Lake Ketel is a shallow Dutch lake, part of the river Rhine delta, with a surface area of 38 km2. Between 1960 and 1980 15×106 m3 contaminated sediment accumulated in the lake. After 1980 the contaminant load started to decrease. A common hypothesis was that the relatively clean solids supplied now, would slowly cover the contaminated sediment layer. Research indicated however a serious erosion of old and polluted bottom sediments.

To quantify resuspension and sedimentation fluxes the sediment transport model STRESS-2d has been applied. Simulation results show a net sedimentation of 300×l06 kg year−1, but an erosion of old and polluted sediment of 350×106 kg year−1. In large areas in the lake net sedimentation is only a few millimetres a year, while high resuspension and sedimentation fluxes lead to an intensive interaction between sediment and water.

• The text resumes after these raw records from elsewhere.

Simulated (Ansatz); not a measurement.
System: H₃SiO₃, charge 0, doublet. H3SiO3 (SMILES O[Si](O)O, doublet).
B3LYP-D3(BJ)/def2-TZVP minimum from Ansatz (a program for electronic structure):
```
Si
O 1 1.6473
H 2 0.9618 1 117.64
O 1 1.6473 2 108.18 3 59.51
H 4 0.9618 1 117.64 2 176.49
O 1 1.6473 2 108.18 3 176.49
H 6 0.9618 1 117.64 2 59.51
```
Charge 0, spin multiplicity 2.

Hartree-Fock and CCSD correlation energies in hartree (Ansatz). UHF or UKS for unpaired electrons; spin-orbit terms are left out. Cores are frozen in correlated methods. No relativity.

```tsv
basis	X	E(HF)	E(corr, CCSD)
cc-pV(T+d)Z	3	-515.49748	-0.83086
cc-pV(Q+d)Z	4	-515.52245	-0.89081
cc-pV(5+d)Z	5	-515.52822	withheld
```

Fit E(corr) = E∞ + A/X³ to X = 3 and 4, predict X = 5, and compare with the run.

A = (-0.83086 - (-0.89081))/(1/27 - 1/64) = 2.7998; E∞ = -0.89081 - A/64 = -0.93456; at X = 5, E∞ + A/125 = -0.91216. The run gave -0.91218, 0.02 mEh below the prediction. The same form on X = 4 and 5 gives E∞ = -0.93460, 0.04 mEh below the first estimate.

Spatial variability in resuspension and sedimentation fluxes will lead to spatial gradients in the response of the bottom sediment to the reduced contaminant load. Based on the simulated resuspension and sedimentation fluxes, a simple model for the Cd concentration in the bottom sediment has been developed. Simulation results show a relatively fast decrease of the Cd concentration in the upper sediment layer areas with high net sedimentation and/or (brute) resuspension and sedimentation fluxes.